NEW YORK (AP) — It starts moments after Emmy nominations are announced: a whole lot of head-scratching and teeth-gnashing over forgotten shows and actors.
It's no different this year, with snub-citing and second-guessing at fever pitch following Thursday's announcements.
How could Emmy judges turn a blind eye toward the eye-popping Starz series "American Gods"?
How could TBS' "Angie Tribeca," which packs as many belly laughs into each episode as any show on the air, go sadly unrecognized for a second year?
And what about Oprah Winfrey, whose starring performance in the HBO film "The Immortal Life of Henrietta Lacks" got an Emmy cold shoulder, as did her OWN network's drama "Queen Sugar," for which she is an executive producer?

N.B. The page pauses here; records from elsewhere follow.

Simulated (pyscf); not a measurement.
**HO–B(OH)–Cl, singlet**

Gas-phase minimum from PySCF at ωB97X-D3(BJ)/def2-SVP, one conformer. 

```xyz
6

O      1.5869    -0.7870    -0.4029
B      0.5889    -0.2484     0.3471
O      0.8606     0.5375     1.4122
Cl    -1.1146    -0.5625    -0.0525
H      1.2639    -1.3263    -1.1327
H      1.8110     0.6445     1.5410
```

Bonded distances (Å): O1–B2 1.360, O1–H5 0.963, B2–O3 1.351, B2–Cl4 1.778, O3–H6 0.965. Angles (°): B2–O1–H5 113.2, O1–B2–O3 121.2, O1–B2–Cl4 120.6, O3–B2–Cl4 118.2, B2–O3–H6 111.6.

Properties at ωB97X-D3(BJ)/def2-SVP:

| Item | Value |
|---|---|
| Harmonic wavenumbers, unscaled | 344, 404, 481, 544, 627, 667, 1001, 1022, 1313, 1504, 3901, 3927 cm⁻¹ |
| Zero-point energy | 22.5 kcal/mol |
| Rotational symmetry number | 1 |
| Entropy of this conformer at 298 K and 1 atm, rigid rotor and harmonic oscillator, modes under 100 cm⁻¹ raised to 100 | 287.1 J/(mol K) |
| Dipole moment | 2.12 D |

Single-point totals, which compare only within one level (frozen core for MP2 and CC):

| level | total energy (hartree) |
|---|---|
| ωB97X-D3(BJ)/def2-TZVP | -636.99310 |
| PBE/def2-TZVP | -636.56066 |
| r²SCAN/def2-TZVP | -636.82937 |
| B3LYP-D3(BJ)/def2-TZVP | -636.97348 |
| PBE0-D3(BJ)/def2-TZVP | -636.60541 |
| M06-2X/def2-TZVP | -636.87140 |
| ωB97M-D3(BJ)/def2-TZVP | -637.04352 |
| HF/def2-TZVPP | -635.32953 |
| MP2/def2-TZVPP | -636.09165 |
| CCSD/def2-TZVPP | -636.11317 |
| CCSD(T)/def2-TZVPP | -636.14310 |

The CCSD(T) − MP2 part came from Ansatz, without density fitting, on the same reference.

Granted, there were some pleasant surprises.
Bill Camp's pitch-perfect performance as a world-weary detective in HBO's "The Night Of" was recognized among this limited series' 13 nods. So was Jackie Hoffman as the hilarious Mamacita in FX's "Feud: Bette and Joan."
Netflix's haunting anthology "Black Mirror" deservedly wangled a nomination with an episode submitted as a television movie.
And fans of laceratingly funny topical humor were cheered by the slate of nominees for best variety talk alongside CBS' just-for-fun "The Late Late Show with James Corden: TBS' "Full Frontal with Samantha Bee," ABC's "Jimmy Kimmel Live," HBO's "Last Week Tonight with John Oliver," HBO's "Real Time with Bill Maher" and, most notably, CBS' "The Late Show with Stephen Colbert," which in its second season has soared on a political acid trip. (Odd guy out: NBC's "The Tonight Show" starring maybe-too-nice Jimmy Fallon.)
It was some consolation to see Keri Russell and Matthew Rhys both nominated for a second year for their startlingly ambitious performances on FX's cold-war drama "The Americans," which has generally encountered a "nyet" policy from Emmy judges. And it was all the more delightful to see Rhys snag a second nomination for Comedy Series Guest Actor for his cunning portrayal on an episode of HBO's "Girls."
On the other hand, "Girls" and its creator Lena Dunham were overlooked in its final season. So was HBO's eerie "The Leftovers," which left the air after three seasons totally ignored by Emmy.
And what's the deal with HBO's "Divorce," a penetrating comedy-drama starring Sarah Jessica Parker and Thomas Haden Church that seemed so out-of-sight, out-of-mind after its first season aired last fall that even Snubs lists snubbed it.
Of course, the day's big winners, with 22 nominations apiece, were HBO's worthy "Westworld" and — what?! — NBC's "Saturday Night Live."
It was hard to view "SNL's" haul without eyebrows raised. In a year of spectacular performances on a bounty of comedies, many new or previously overlooked, "SNL" seized three of six nominations for best supporting actress (Vanessa Bayer, Leslie Jones and Kate McKinnon). It grabbed three out of six of the comedy series "guest actor" nominations (for Dave Chappelle, Lin-Manuel Miranda and Tom Hanks, all guest hosts). It landed two of six "guest actress" nods (for guest hosts Kristen Wiig and Melissa McCarthy). And it handed a "supporting actor" nomination to Alec Baldwin, a frequent drop-in impersonating President Donald Trump, while shutting out all of its male cast members.
Since Emmy judges love it this much, maybe "SNL" should be awarded its own category.